So the news lands as confirmation. Riverhead Books has acquired Zaher's second novel, this time centered on a Palestinian journalist. Details are thin. But that is enough to wonder what kind of book will emerge from this combination — a writer with scalpel-sharp prose and a protagonist who reports, who observes, who translates reality into words with urgent purpose.
Journalism and literature have never been truly separate. García Márquez worked as a chronicler for years before the imaginary Macondo overran all his notebooks. Kapuściński spent decades in African and Asian conflicts before transforming that experience into something that was neither quite reportage nor quite fiction, but both at once. A Palestinian journalist, placed anywhere in 2026 by Zaher, carries a gaze trained on urgency and injustice. In her hands, that gaze becomes literature.
What strikes me is not only the contract, though that matters too. Riverhead — the imprint that published Han Kang's The Vegetarian before anyone knew her name, the same house that backed Mohsin Hamid writing about Pakistani diaspora — knows how to recognize a voice. It knows there are readers waiting for books that do not dilute history, that do not soften pain into decorative metaphor. A novel about a Palestinian journalist is a novel about the reality of our time.
There are books that change you not by teaching something new but by confirming what you already sensed: that fiction can go where journalism cannot. It can inhabit the body of a woman who looks and writes from an impossible place, and make that impossibility feel personal.

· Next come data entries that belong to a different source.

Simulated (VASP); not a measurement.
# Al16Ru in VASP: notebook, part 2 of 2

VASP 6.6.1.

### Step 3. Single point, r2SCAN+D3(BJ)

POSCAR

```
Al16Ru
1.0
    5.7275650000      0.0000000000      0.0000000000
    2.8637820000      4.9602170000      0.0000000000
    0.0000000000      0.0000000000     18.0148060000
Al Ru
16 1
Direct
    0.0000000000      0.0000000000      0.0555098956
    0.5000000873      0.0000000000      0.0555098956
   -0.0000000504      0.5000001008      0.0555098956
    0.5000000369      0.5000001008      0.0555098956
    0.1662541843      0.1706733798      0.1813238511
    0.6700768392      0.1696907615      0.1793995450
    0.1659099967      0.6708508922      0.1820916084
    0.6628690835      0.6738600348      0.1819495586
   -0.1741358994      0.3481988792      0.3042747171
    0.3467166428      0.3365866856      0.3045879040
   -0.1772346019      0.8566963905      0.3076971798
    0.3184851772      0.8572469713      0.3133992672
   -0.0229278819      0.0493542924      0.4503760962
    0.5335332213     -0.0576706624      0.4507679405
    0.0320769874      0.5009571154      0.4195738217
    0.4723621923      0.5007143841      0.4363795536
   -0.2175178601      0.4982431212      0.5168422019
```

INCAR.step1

While we wait for Zaher's second novel, it is worth reading the diaspora writers who have been telling the world from its edges for decades. Teju Cole's Open City is one of the most singular books about what it means to walk through a city that is not yours. Mohsin Hamid's Exit West turned migration into a portal — literally — through which characters cross borders in impossible and beautiful ways. And in The Reluctant Fundamentalist, he had already shown how a Muslim identity in America can become a sustained monologue, a confession, an indictment.
Zaher belongs to that tradition. Her second novel, when it arrives, will be another of those books that shifts the ground.